It’s important to think about RPOs and RTOs, especially when writing your SLAs or “Service Level Agreements” for customers to assure your data recovery methods will match their expectations.  Why and how does RPO affect RTO and vice-versa?  Is one more important than the other?  Does one cost more?  Can I have the best levels of both?  Read on…

RPO – Recovery Point Objective 

RPO represents the point or time that you want to recover your data from.  The gap between RPO and current time is how much data you are willing to lose from an elapsed time perspective.  For example if your RPO is 15 minutes, you are willing to lose up to 15 minutes of data.  This means you will need a method to backup or replicate your data every 15 minutes.  A more common backup RPO might be each night or “from midnight”.  This may be a less desirable RPO, but could help a lot with improving RTO. 
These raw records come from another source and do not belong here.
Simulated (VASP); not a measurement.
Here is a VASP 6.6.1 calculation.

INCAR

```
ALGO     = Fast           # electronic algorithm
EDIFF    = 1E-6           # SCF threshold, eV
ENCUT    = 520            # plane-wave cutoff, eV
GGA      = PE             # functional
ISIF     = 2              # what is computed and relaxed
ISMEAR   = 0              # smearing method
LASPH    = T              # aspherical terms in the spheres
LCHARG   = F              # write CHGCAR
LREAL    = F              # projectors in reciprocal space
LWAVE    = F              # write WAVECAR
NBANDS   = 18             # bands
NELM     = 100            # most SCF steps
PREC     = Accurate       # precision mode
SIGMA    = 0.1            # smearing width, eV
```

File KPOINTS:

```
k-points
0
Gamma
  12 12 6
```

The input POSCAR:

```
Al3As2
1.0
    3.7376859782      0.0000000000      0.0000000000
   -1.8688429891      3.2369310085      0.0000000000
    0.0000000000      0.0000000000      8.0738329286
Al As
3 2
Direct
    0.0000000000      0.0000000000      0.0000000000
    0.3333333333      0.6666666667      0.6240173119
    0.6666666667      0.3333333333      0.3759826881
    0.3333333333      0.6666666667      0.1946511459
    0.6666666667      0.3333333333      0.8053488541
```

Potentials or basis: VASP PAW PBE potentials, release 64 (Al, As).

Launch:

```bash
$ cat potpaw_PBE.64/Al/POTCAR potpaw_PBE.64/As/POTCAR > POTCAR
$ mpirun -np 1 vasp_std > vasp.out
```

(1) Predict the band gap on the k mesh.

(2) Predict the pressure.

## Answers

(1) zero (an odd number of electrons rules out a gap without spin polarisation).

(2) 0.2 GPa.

RTO – Recovery Time Objective

RTO is how much time it takes to achieve the recovery and meet the RPO.  In real-time replication scenarios or continuous protection servers, the RPO is great (1 minute or less) but it may take longer to restore from it.  Why?  Because the backup or replication technology is not quiescing the data or waiting for idle time since that would undermine its RPO.  As a result you may have very recent data, but it may be corrupt or in a unrestorable state.  This means it will take longer to recover and fix these problems, and you will have a longer RTO.

Cost

Let’s not forget the third factor – COST.  For a price, you can have a good RPO and RTO.  The more money you spend, the better the technology gets.  However if a file is always open and being changed, its very difficult to get a stable version of that file, but you can get really close.  Database mirroring is one flavor, and although it’s built into the database products, to get it to work well with a short RTO you need to run in HA (high-availability) mode, which over a WAN means spending big bucks for fast, redundant WAN links.

The best way is to achieve short RTOs with traditional backups, snapshots, copies, during a quiet time and add a near-time replication solution for your most critical data.